Metadata-Version: 2.1
Name: datasetinsights
Version: 1.1.2
Summary: Synthetic dataset insights.
Home-page: https://github.com/Unity-Technologies/datasetinsights
License: Apache-2.0
Author: Unity AI Perception Team
Author-email: computer-vision@unity3d.com
Requires-Python: >=3.8,<3.11
Classifier: Development Status :: 3 - Alpha
Classifier: Environment :: Console
Classifier: Framework :: Jupyter
Classifier: License :: OSI Approved :: Apache Software License
Classifier: Operating System :: OS Independent
Classifier: Programming Language :: Python :: 3
Classifier: Programming Language :: Python :: 3.10
Classifier: Programming Language :: Python :: 3.8
Classifier: Programming Language :: Python :: 3.9
Classifier: Topic :: Scientific/Engineering :: Artificial Intelligence
Classifier: Topic :: Scientific/Engineering :: Visualization
Classifier: Topic :: Software Development :: Libraries :: Python Modules
Classifier: Topic :: Utilities
Requires-Dist: click (==8.0.4)
Requires-Dist: codetiming (>=1.2.0,<2.0.0)
Requires-Dist: cython (>=0.29.14,<0.30.0)
Requires-Dist: dash (>=2.3.1,<3.0.0)
Requires-Dist: dask[complete] (>=2.14.0,<3.0.0)
Requires-Dist: google-cloud-storage (>=1.24.1,<2.0.0)
Requires-Dist: matplotlib (>=3.3.1,<4.0.0)
Requires-Dist: numpy (>=1.17,<2.0)
Requires-Dist: opencv-python (>=4.4.0.42,<5.0.0.0)
Requires-Dist: pandas (>=1.0.1,<2.0.0)
Requires-Dist: plotly (>=5.0.0)
Requires-Dist: pyquaternion (>=0.9.5,<0.10.0)
Requires-Dist: scipy (>=1.8.0,<2.0.0)
Requires-Dist: tqdm (>=4.45.0,<5.0.0)
Project-URL: Documentation, https://datasetinsights.readthedocs.io/en/latest/
Project-URL: Repository, https://github.com/Unity-Technologies/datasetinsights
Description-Content-Type: text/markdown

# Dataset Insights

[![PyPI python](https://img.shields.io/pypi/pyversions/datasetinsights)](https://pypi.org/project/datasetinsights)
[![PyPI version](https://badge.fury.io/py/datasetinsights.svg)](https://pypi.org/project/datasetinsights)
[![Downloads](https://pepy.tech/badge/datasetinsights)](https://pepy.tech/project/datasetinsights)
[![Tests](https://github.com/Unity-Technologies/datasetinsights/actions/workflows/linting-and-unittests.yaml/badge.svg?branch=master&event=push)](https://github.com/Unity-Technologies/datasetinsights/actions/workflows/linting-and-unittests.yaml?query=branch%3Amaster+event%3Apush)
[![License](https://img.shields.io/badge/License-Apache%202.0-blue.svg)](LICENSE)

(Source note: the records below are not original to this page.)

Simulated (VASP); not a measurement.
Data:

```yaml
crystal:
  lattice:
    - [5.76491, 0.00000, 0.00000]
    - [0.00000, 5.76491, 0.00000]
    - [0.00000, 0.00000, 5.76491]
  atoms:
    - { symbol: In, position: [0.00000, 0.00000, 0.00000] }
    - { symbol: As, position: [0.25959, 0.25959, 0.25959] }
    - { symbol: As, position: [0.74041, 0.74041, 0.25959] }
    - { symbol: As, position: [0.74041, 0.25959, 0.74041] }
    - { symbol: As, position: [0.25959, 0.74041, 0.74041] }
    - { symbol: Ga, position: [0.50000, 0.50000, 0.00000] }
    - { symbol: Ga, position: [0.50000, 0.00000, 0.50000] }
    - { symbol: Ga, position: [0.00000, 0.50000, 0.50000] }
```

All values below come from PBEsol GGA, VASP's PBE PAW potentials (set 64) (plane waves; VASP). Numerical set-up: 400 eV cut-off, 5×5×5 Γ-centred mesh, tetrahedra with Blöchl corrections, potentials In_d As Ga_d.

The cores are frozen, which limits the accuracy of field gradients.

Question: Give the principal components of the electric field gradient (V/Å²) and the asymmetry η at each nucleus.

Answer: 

Unity Dataset Insights is a python package for downloading, parsing and analyzing synthetic datasets generated using the Unity [Perception package](https://github.com/Unity-Technologies/com.unity.perception).

## Installation

Datasetinsights is published to PyPI. You can simply run `pip install datasetinsights` command under a supported python environments:

## Getting Started

### Dataset Statistics

We provide a sample [notebook](notebooks/Perception_Statistics.ipynb) to help you load synthetic datasets generated using [Perception package](https://github.com/Unity-Technologies/com.unity.perception) and visualize dataset statistics. We plan to support other sample Unity projects in the future.

### Load Datasets

The [Unity Perception](https://datasetinsights.readthedocs.io/en/latest/datasetinsights.datasets.unity_perception.html#datasetinsights-datasets-unity-perception) package provides datasets under this [schema](https://datasetinsights.readthedocs.io/en/latest/Synthetic_Dataset_Schema.html#synthetic-dataset-schema). The datasetinsighs package also provide convenient python modules to parse datasets.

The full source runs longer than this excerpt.